The whole point of reusing an AMD motherboard is allowing the ASIC to carry just the processing cores, DRAM controller, PCIe root complex and an alternative BIOS, while with little external effort achieve a usable system.
1. It will increase the price of the chip. BGA packages are cheap, specialized sockets/connectors are not - especially if you only want to do a (relatively) small batch.
2. AM4 socket is probably a proprietary IP of AMD. Who says AMD is going to let them use it?
3. The voltage rails are going to be incompatible. The ASIC is powered by 0.9 V rail, while AMD CPU use 1.37-1.4 V. If you power RV ASIC with 1.4 V, chances are it's going to go bust before you can say "oops".
4. DRAM controller designed to work only with a small selection of DRAM chips, and the one that can work with pretty much anything out there on a market - are two very different things in terms of complexity.

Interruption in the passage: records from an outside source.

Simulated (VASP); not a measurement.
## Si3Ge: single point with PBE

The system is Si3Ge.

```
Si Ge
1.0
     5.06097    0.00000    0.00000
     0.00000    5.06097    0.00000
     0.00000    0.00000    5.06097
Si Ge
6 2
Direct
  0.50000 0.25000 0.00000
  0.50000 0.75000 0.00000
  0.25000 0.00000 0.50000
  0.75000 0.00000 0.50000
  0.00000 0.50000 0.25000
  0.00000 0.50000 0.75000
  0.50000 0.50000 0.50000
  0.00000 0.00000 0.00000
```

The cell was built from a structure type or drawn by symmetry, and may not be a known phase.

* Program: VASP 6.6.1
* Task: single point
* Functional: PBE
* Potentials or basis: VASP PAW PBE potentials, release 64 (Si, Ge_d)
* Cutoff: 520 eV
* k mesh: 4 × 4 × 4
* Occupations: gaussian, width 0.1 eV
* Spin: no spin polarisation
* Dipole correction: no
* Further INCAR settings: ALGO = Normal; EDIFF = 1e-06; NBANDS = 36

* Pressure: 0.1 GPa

5. There is much more going on on a motherboard than meets the eye. It's far from being just a bunch of connectors.
6. Most importantly, PCIe connectors are cheap, and so are PCBs and regular BGA assembly. So there is little sense in trying to save anything.
But fundamentally what's the point? If someone would want to build an RV PC, he would have to buy all components anyway. And I seriously doubt that motherboard is going to be the most expensive part.
1. Since the RV chip is significantly smaller physically than a Ryzen, instead of a specialized PGA package, it can be a RV BGA chip + a QSPI Flash chip for the alternative BIOS on a piece of FR4 interposer. This is actually a trick some Shenzhen sellers use to convert Intel laptop chips for their desktop motherboard, by adding a FR4 interposer.
2. I don't think the pinout of a chip socket is copyrightable or patentable. And all signals we are interested here are open standards.
3. Depending on the chip's power consumption and the size of the interposer, it should be possible to integrate a Vcore regulator on the interposer. Alternatively since this level of design change more likely than not requires a new chip revision anyway, the new chip revision can be made with a maximum Vcore of 1.45V to tolerate both native BGA design and AM4-based design.
4. Self-calibration of DRAM controller is a problem you need to solve before RV chips can be taken seriously, as the use of DIMMs are practically required as soon as you leave the embedded/mobile market. Virtually all desktop computers and all servers uses DIMMs.
5. What might go wrong then? All the interfaces involved here are either open standard, or at least have open source drivers in Linux kernel you can learn from.
6. A small FR4 interposer is cheaper than even a mini-ITX board, and a mass market COTS AM4 board is more likely than not to be cheaper than a small volume native BGA board too if matched feature for feature.